I played at the Riviera tonight. It's my sixth day of live play since returning to the felt last Friday, and my fifth win in a row, after losing the first day back.
I got only about three hours of sleep last night, what with the all-night online tournaments, so I was extremely sleepy. For that reason, I made it an ultra-short session, about 75 minutes.
During that time I had the following happen:
- My first hand at the table I had pocket queens, raised to $10, got reraised to $20, and five of us saw the flop with a $100 pot. Flop was king-high, but I led out at it anyway, and nobody called.
- Playing suited A-5, flopped wheel draw, got free card, hit my gutshot on the turn, $30 profit.
- Called a raise with suited connectors on the button, flopped a flush draw, bet when it was checked to me, took it down. $50 profit.
- A-10 on button. Flop 10-high with two hearts. Bet, one caller. Turn offsuit ace, for top two pair. I bet pot, another call. River ace of hearts. Boat for me. Bet pot again, called by the flush draw that got there.
- Q-2 of crubs in small blind, unraised pot, so I called. Flop Q-2-2. Bet and got paid all the way by a doofus with Q-J, who thought it was good.
To be sure, it wasn't all perfect. As the saying goes, ya can't win 'em all. I had top pair/top kicker outdrawn by two players with flushes when four diamonds were on the final board, and I had none. I also had a bluff snapped off, though I thought it had been pretty well timed and convincing.
But even with those minor setbacks, it was quite an extraordinary run of good cards and good situations for just over an hour's play.
This session, plus those of the previous several days, make me reasonably confident in saying this: Yea, though I walked through the valley of the shadow of deathly variance, I have emerged into the light.
In short, things seem back to normal in the poker world for me. I seem to have stopped running into invisible brick walls, at least for now. I have also won enough this week that with one more good session tomorrow, I should be able to close out April as a break-even month.
I do realize how pathetic it sounds to be hoping for a break-even month.* But given how April started, making it back to the zero mark would be either a commendable accomplishment or a small miracle, depending on whether you want to attribute it to me or to supernatural forces. Either way, I'll take it, and start afresh in May.

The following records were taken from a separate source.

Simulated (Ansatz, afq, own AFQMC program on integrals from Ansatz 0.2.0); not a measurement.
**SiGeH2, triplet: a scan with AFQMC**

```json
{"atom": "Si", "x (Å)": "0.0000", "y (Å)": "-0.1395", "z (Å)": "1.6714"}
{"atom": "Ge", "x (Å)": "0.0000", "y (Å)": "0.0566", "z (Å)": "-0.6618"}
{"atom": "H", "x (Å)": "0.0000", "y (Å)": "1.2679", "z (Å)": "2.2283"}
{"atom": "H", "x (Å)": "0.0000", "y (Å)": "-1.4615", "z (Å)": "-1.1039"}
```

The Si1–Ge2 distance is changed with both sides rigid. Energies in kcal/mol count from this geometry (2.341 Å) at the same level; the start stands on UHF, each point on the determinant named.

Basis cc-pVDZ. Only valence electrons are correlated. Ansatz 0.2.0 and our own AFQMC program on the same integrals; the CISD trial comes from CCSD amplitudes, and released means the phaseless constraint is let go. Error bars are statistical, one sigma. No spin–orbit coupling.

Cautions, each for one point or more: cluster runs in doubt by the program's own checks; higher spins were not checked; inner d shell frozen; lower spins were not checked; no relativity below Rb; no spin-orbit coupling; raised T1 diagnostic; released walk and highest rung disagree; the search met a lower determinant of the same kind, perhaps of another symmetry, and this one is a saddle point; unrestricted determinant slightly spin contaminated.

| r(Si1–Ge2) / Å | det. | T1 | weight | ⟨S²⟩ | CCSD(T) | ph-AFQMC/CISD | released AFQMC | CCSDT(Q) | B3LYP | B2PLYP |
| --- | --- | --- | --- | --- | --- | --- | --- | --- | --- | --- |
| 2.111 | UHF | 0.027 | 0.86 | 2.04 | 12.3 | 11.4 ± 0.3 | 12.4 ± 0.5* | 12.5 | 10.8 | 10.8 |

Because of that, I'm going to return to my usual policy of not using this blog to keep running tabs on my results, for all the reasons I've mentioned many times before. But since the ride on the extreme negative end of the bell curve of variance was a pretty big deal to me, and since I talked about it here, I thought I should provide you with the apparent end of the story.
Oh, and one more thing: If you're counting, that's eleven posts in the last slightly over 24 hours. The few of you who whined and complained about me having taken a hiatus from writing? You can bite me.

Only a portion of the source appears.